Beauty and the Beast

People's Light & Theatre Company, 39 Conestoga Road, Malvern, through Jan. 4, (610) 644-3500

"Do not trust your eyes," the magical servants and spirits in Beast's palace tell Beauty (Susan McKey); "we see with more than our eyes."

That certainly proves true for Beauty. But at People's Light & Theatre, where Laurence Boswell's adaptation of Beauty and the Beast has been staged by director David Ingram, there's a lot for the eye to see. And learning to trust our eyes as theatergoers enables us to experience the transformational magic of the fairy tale and the theatrical magic of the performance.

The magic of Beauty and the Beast is primarily visual - the frames and curtains of James F. Pyne Jr.'s silver-and-onyx setting, the objects and props manipulated by the actors, are all set into motion to the patterns and rhythms of Billy Yalowitz's choreographed movements, to feed the eyes with visual magic. The magical horse that carries Beauty's father (Tom Teti) to and from Beast's palace is a single actor (Kathryn Petersen), whose rhythmic stamping is enough to set the entire company galloping. The flames of the fireplace in Beauty's bed chamber are yellow and orange silken handkerchiefs that dance before our eyes as an actor (Larry Grant Malvern) juggles them. Swirling white silk sheets represent a snowstorm. Actors carrying candelabra become the walls of the palace where, without a single living servant, the palace itself springs to life to satisfy every need of Beast's unwilling guests.

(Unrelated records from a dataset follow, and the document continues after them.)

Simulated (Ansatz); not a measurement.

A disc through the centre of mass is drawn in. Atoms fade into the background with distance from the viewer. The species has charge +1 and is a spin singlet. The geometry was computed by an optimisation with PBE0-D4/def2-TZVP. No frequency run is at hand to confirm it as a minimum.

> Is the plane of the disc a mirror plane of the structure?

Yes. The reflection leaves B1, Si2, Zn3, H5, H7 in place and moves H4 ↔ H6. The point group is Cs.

There are two types of theatrical magic at work in Beast's palace. On the one hand, inanimate objects come alive through the physical presence of the actors who animate them. Unlike the talking clocks and candlesticks of the Disney cartoon, or the disembodied arms of the wall sconces in Jean Cocteau's movie, the people-less palace is magical here because it is peopled - by the actors who spread a series of rugs under the feet of Beast's guests, by the actors (Peter DeLaurier and Melanye Finister) who play the wooden automata servants, and by the actors who populate the magical rooms (the room of mirrors, the room of harmony, the room of clowns) that Beauty visits during her lonely sojourn in the palace.

But then there's the Beast, created by puppet designer Doug Roysdon. I won't describe him in detail, so that you can relish the surprise yourself. But I will say that the Beast is defiantly uncuddly and completely unanthropomorphizable. In a magical world animated by actors, the Beast is stripped of any actorly presence and exists only as a piece of theater - spectacular, but spectacularly unlovable. And so Beauty's willingness to sit with the creature, to touch him, to dance with him, and ultimately to love him, becomes the greatest piece of magic of all.

Ingram employs so many different types of theatrical devices that the production occasionally seems a bit of a stylistic hodgepodge. Several of the thematic strands seem oddly undeveloped, notably the significance of the death of Beauty's mother (Ceal Phelan), and its thematic link to the White Witch, played by the same actor, who appears in Beauty's dreams alongside the Unknown Prince (Benjamin Lloyd). The point raised by the director and the dramaturg in their program notes - about young women in 18th-century France forced to marry wealthy men who turn out to be beasts - doesn't really get played out in the production, especially since the play seems to tell the opposite story. And, more seriously, the final transformation, while emotionally satisfying, is a bit perfunctory theatrically.

But the play works its magic. Beauty learns to listen to her heart rather than trust her eyes, and by doing so frees the Beast from the magic spell. Meanwhile, in the theater, the spectators, young and old, learn to trust their eyes, and, as a reward, are kept spellbound.